================ Start Lecture #17 ================
Notes on midterm:
  1. Midterm handed back at the end of class
  2. An answer sheet was also handed out.
  3. The breakdown was 90-100: 14. 80-89: 15, 70-79: 9, 60-69: 3, 0-59: 1.
  4. We will review the answers in this week's recitations.

3.2.1 Update Operations

Insertion

Begin by a standard binary search tree insertion. In the diagrams on the right, black shows the situation before the insertion; red after. The numbers are the heights. Ignore the blue markings, they are explained in the text as needed.

  1. Do a find for the key to be inserted.
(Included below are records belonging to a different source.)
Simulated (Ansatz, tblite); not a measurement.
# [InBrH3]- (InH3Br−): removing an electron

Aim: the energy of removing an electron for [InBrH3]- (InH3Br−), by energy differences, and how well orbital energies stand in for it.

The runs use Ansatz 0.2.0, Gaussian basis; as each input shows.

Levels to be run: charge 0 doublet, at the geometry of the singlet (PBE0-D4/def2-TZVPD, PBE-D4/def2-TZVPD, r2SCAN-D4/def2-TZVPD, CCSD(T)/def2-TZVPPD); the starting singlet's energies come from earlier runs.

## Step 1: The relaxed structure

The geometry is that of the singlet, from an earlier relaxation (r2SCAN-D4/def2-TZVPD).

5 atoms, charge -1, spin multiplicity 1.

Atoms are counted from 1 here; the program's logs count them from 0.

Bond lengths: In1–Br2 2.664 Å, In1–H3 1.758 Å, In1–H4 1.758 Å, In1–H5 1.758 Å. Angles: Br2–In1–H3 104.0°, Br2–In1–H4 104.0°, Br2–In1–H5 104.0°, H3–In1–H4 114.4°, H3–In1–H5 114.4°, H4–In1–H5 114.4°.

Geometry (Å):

  2. Presumably wind up at a leaf (meaning the key not already in the tree).

  3. Call this leaf w.

  4. Insert the item by converting w to an internal node at height one (i.e., the new internal node has two leaves as children).

  5. Call the new internal node w. We view the previous operation as expanding the leaf w into an internal node (with leaves as children).

  6. In the diagram on the right, w is converted from a black leaf into a red height 1 node.

Why aren't we finished?
Ans:The tree may no longer be in balance, i.e. it may no longer by an AVL tree.

We look for an imbalanced node, i.e., a node whose children have heights differing by more than 1. If we find such a node, the tree is no longer AVL and we must perform a re-balancing operation.

  1. We start our search for an unbalanced node at w since that is where the tree has changed. Indeed the height of w has increased from 0 to 1. This height increase of w may cause a height increase of w's parent, which in tern may cause a height increase of w's grandparent, etc. That is, we may need to search the entire path from w up to the root, i.e. the ancestors of w. But we know the key fact that no other node has had its height changed.

  2. As we traverse the path from w to the root we will be looking at the ancestors of w. For each ancestor A we consider, we will also check the sibling of A. Let h be the height of A before the insert. Since the tree was AVL before the insert, we know that the height of A's sibling was and is h-1, h, or h+1. We shall see that these three cases lead us to three different actions.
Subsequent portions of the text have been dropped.